Thursday, June 6, 2019

What is this? Journalists can't understand statistics day?

What is this? Journalists can't understand statistics day?

In my usual morning radar sweep of the different information sources I monitor, there is story after story of Mandarin Class academics and journalists stumbling over basic reading skills in terms of survey questions/other sources. There was Naomi Wolfe's misunderstanding of "death recorded". There was Paul Dolan's misunderstanding of "spouse absent". And now this, Americans May Be Strapped, But the Go-To Statistic Is False by Michael R. Strain.

Indeed. I simultaneously believe that Mandarin Class policy makers in Washington, D.C. and in the mainstream media do not understand the precariousness of household finances for the bottom 40%, maybe even 60%, and also believe that 40% of American households could not absorb a $400 dollar unexpected expense claim is a lie.

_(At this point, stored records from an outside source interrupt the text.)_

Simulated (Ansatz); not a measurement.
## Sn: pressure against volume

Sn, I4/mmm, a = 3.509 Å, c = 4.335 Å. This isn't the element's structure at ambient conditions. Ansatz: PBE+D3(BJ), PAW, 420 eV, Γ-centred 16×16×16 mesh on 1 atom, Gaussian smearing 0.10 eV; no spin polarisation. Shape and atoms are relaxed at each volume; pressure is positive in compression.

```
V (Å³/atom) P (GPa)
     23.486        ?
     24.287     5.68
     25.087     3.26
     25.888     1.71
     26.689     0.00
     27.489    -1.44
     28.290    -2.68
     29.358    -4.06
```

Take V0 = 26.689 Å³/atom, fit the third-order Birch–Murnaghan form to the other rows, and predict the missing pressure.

Strain does the basic research on this decades old, and oft refuted claim.
Others have been equally skeptical of the $400 story, and published convincing rebuttals. Nevertheless, it has become the conventional wisdom. So when this issue flared up again last month, I decided to look into it. It turns out the claim that nearly half of Americans are a flat tire away from financial crisis is largely based on an inaccurate reading of one survey question.

The question comes from the annual “Report on the Economic Well-Being of U.S. Households” by the Federal Reserve. The report finds, in 2018, that 61% of adults would cover a $400 unexpected expense using cash (or its equivalent). Politicians and many in the media seem to be subtracting 61 from 100, and concluding that 39% of people, to use Warren’s phrase, “can’t come up with” the money they’d need to handle this situation.

Instead, as the Fed report makes clear, though “the remaining 4 in 10 adults” “would have more difficulty covering such an expense,” many of them would be able to make it work by carrying a credit card balance or borrowing from friends and family. (Presumably some of these adults are 18-year-olds borrowing from their parents, but I’m not sure about that.)

The report states: “Twelve percent of adults would be unable to pay the expense by any means.” I’m dubious about that as well. In any event, 12% is a lot less than 39%.

The report also goes out of its way to make clear that some of the 39% who wouldn’t use cash might still have $400 in the bank: “It is possible that some would choose to borrow even if they had $400 available, preserving their cash as a buffer for other expenses.” In a footnote, the report even cites a 2016 study finding that 76 percent of households had $400 in liquid assets, even after taking into account monthly expenses.

A number of people with healthy finances carry some credit-card debt while also holding cash. A financial adviser might counsel against this, but it is not necessarily a sign that the borrower’s life is, to use Harris’s phrase, in “complete upheaval.”

The common misinterpretation of this finding in the study is particularly strange in light of two other questions on the same survey. The Fed asks respondents whether they are able to pay all of their bills in full. Only 17% say they can’t pay some bills. Again, 17%, not 39%.

The Fed also asks respondents how a $400 emergency expense that they had to pay would affect their ability to pay their other bills. Eighty-five percent report that they would still be able to pay all their bills. Only 14% say that the emergency expense would result in their not being able to pay some bills.

I am troubled that 12% say they couldn’t cover the $400 expense, and that 14% claim it would stop them from paying some of their other bills. But even if respondents are accurately reporting on their finances, these numbers suggest their situation is relatively uncommon. By making the problem seem so widespread, politicians and journalists are making it harder to identify how to help people who really are suffering financial hardship.
So again, the Mandarin Class misreading survey questions and then making dramatic claims inconsistent with lived reality.

There is an old adage known as the Sagan Standard.
Extraordinary claims require extraordinary evidence.
The Mandarin Class, being largely science-denying anti-empiricists, seem comfortable with making extraordinary claims and also comfortable with ignoring the mandate to provide extraordinary evidence to support the extraordinary claim.